I had come down the wrong way. A long way down; maybe five hundred feet, or the equivalent of a 40-50 story building. From where I stood I could see a notch at the bottom of the gully. From there I could get round the stone wall and perhaps find my way back to where I was supposed to be. That was one option. The other was to climb back to the summit and start over. I checked the battery on the GPS; it was nearly spent. I reasoned that if I kept going down I might turn the corner and find a chasm that I could not cross, or worse. Then I would have even more to climb, and I was already so exhausted. I wasn’t sure I could get back up from where I stood, remembering more than a few points that had been difficult getting down. Getting to the summit might be impossible.
           
It was the first time in all my trips to the mountains that I had ever been truly afraid for my life.

           
This decision would be the biggest of my life. If I chose wrong, it might be fatal. I tried to remain calm and weigh the options. In the end I decided that trusting my strength, instead of my luck, was the safer option. So I started to toil back up the slope. It was the hardest ascent I have ever made. I moved up five feet here or ten feet there, before being forced to stop because I felt so weak.

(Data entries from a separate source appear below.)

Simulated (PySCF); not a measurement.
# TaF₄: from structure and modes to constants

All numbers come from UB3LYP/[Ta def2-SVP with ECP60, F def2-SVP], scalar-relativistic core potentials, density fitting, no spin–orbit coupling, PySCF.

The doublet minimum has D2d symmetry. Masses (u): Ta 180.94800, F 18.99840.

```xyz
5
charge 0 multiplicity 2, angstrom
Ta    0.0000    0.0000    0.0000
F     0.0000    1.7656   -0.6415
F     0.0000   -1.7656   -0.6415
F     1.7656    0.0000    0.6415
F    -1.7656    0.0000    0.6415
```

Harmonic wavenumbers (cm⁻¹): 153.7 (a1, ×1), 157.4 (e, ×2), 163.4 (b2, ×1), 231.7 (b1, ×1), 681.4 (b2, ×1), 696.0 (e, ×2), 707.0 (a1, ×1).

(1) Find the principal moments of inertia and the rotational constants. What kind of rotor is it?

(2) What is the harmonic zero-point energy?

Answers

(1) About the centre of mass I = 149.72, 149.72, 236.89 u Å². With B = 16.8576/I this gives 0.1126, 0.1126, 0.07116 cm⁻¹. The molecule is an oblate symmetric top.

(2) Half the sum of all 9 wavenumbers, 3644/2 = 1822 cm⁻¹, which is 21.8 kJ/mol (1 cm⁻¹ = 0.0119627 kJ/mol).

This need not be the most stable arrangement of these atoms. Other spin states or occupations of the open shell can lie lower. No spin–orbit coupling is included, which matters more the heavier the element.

I checked my watch and realized time was one thing in my favor. It was only 1:30, and my view to the West confirmed that the weather would be good for a long while. But my water was running low, having used most of it on the way up, which was usual. I did not count on being in the wrong place so high up, where water might be hard to find. Even if I got back to the top I still had to find the right way down, then cross the Avenue and back up to the summit of Challenger - there were no other paths to follow - before any water might be found.

At several points I nearly despaired. No one was there. No one would find me. There would be no rescue if I found that I could not get back up. I remembered reading the day before about the high number of climber deaths in Colorado this year. A man died on Blanca, a peak I had intended to climb, just a week before I arrived. Another died on Capitol peak from a fall the day before. Most disturbing, given the situation, was a man who got lost on the Loft route on Long’s Peak a month before. He didn’t fall, he just got lost and died of exposure. It was days before they found him. That is what I was facing.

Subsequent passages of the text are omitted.